Back in 2019, giving Winter a try. Truth to be told, this was for a photoshoot for my coaching business. So maybe not a legit try.

Winter is coming. Well, actually, the calendar says it’s coming, but in Stowe, it is here. The mountain has a daily dusting of the white stuff, the Fall jackets are already put away after their brief appearance, and I'm tripping on winter boots in the mudroom. Just because it is here, doesn’t mean I’m willing to embrace it. Every year, for 20 years, I say I will embrace it, and every year by January 1st, I’m counting down the days until May 1st (yes, it is that long here!). I don’t do Winter is my annual mantra. So can I change this mindset? I’m not sure. Six months is a long time to do something you don’t really want to do. So maybe I can cut myself some slack. But what about the daily things I tell myself I don’t do?

The other day I said, “It’s not going to happen.” This was in reference to my aversion to exercising in the afternoon as opposed to getting it done first thing in the morning. My husband has been my sounding board when I gripe about this body I haven’t been recognizing and my motivation to exercise. “I just don’t do that.” I heard myself this time. What do I mean, ‘it’s not going to happen’ or ‘I just don’t do that’? I didn’t realize I now have this cool skill of predicting the future. Am I so set in my ways already that I can’t change my ideas of what I do and don’t do? I’m only 56, not 96! Uh oh.

In Lulu Miller’s memoir, Why Fish Don’t Exist (which is amazing by the way), she threads her story within the chronicles of a scientist who devotes his life to categorizing every fish he can discover. He is in search of order, a place for everything, control. Lulu juxtapositions her struggle with these very same things, relaying her life story alongside the scientist’s story. She is determined to mend her longtime romantic relationship, the relationship she thought would be a forever thing, the one that gave her life order and predictability, control. Without giving too much away (it’s a wonderful book, but I’ve already expressed my love for it), she ultimately concludes that life isn’t orderly, that Chaos reigns and we may be forced to revise.
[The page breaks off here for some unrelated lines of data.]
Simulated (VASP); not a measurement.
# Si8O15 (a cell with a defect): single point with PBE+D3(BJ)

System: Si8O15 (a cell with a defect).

Yes, Chaos reigns and we don’t have control of external circumstances (Winter), events, someone’s actions, someone’s feelings, etc, but she also suggests something else. Lulu suggests we have choices, choices contrary to the stories we have told ourselves. She was holding on to what she thought could be. Yet, her lover wasn’t changing his mind. She can wallow in the suffering or shift. She has a choice. She revised her version of life, her vision for a life well-lived.

Every day at the gym I hear things people say they can’t, won’t, or don’t do fill-in-the-blank. I’m not pointing fingers. Clearly, I do the same thing. I’ve heard everything from I don’t do long-distance relationships to I’m won’t ever go to that restaurant. As humans, we tell ourselves stories that can have long-term consequences or affect what we will eat for dinner tonight.

But we can change our can’ts, won’ts, and don’ts to can, will, and do, with just a shift in awareness, an open mind, being open to revision. With awareness, we can choose to act one way instead of our habitual way and surprise ourselves with our newfound abilities. I can actually exercise in the afternoon if I don’t get it done in the morning. I actually did it and it wasn’t as bad as I thought it would be. Defining my exercise habits by what I typically do, keeps me from taking care of myself (in this situation) and doesn’t allow for a curveball to be thrown at my body, which is important once in a while. I know this is a trivial example (as compared to getting over the loss of a romantic relationship) but it is meant to help you consider what you might be saying to yourself that isn’t necessarily true and as a bonus, mixing things up is really good for us!

Yes, Chaos will throw us the curveballs, but it is what we do with those curveballs that give our lives fluidity, growth, and possibility. I may not be able to embrace six months of Winter (ever), but I can do things differently, the little things on a daily basis. And maybe, just maybe, my attitude toward today’s day of Winter can feel a little different than yesterday’s, but probably only if I get that exercise in.